Processors return, but cattle numbers don’t
Market Morsel
The cattle market has taken another turn through May, with processor demand strengthening noticeably just as supply in several key regions begins to tighten. The latest Cattle Yarding and Slaughter Index figures suggest the Easter disruption that dominated April has now largely passed, with processors returning to much higher operating rates across the country. The most significant shift during May has occurred on the processing side of the ledger.
New South Wales processing activity lifted from 48pc to 75pc and Queensland increased from 57pc to 81pc. South Australia rose from 67pc to 89pc, meanwhile Tasmania surged from 57pc to 95pc. Victoria climbed from 60pc to 96pc, while Western Australia improved from 68pc to 81pc.

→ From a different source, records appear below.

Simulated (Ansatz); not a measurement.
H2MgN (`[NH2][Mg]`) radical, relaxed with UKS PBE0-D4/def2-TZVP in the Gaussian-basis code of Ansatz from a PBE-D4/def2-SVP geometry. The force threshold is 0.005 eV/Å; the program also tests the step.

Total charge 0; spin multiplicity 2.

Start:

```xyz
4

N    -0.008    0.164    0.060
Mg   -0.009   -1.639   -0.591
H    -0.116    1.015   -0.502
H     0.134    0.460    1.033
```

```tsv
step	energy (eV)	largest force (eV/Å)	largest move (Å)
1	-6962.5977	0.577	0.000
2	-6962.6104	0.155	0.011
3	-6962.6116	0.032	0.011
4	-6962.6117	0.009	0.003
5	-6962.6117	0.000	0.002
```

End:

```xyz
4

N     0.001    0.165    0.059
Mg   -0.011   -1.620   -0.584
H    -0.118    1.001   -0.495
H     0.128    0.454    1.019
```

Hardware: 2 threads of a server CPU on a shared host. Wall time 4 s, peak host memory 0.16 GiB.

The consistency of these increases across every state confirms that the sharp decline recorded in April was largely the result of shortened Easter operating weeks rather than a collapse in processor demand. With plants returning to normal operating schedules, throughput has rebounded strongly. However, the supply side is telling a different story.
Yarding levels eased across the major eastern cattle producing states during May. New South Wales declined from 93pc to 87pc and Queensland fell from 69pc to 55pc. South Australia slipped from 36pc to 25pc, while at the same time, Victoria, Tasmania and Western Australia all recorded improvements. Victoria lifted from 37pc to 43pc, Tasmania increased from 69pc to 78pc and Western Australia rose from 25pc to 35pc.
The overall picture is one of tightening supply in the larger eastern cattle producing regions, partially offset by improved availability elsewhere. This is a very different scenario to the one that existed through March and April when rising cattle availability was putting widespread pressure on prices.
The latest MLA indicators suggest the market has responded accordingly. Processor cow prices have increased by 57 cents over the past four weeks and
heavy steer prices have lifted by 11 cents. These moves point to a change in market sentiment. Only a month ago the conversation centred on growing supply, weaker prices and processors regaining leverage. The latest data suggests that dynamic has reversed.
Rainfall across many key cattle producing areas has played an important role. Improved seasonal conditions have reduced the urgency for producers to market stock and increased confidence among restockers. The result has been fewer cattle coming forward while processors have returned to higher operating levels.
That combination tends to create competition and the May figures suggest exactly that has occurred. The shift in market conditions highlights how quickly cattle markets can change when supply and seasonal factors move together. Only a few weeks ago the market appeared to be loosening. Today the indicators point to tightening availability and stronger buyer competition.
That does not necessarily mean the broader supply outlook has fundamentally changed. National cattle numbers remain significantly larger than they were several years ago and slaughter rates are still running at elevated levels.
What has changed is the willingness of producers to sell cattle today versus holding them for tomorrow. The processing sector now finds itself operating in a very different environment to the one that existed during March and April. Plants have returned to high operating rates, but cattle are becoming harder to source in some of the key producing regions.
The May 2026 Cattle Yarding and Slaughter Index data therefore points to a market that has tightened since April. Supply has not disappeared, but it has become less accessible. At the same time, processor demand has strengthened as normal operating conditions have returned. The result is a cattle market that has regained momentum.
Prices are moving higher, competition has intensified, and the balance of power has shifted away from buyers and back towards producers. Whether that trend continues through winter will depend heavily on seasonal conditions and the willingness of producers to market cattle. For now, however, the May data shows a market that looks considerably tighter than it did just a month ago.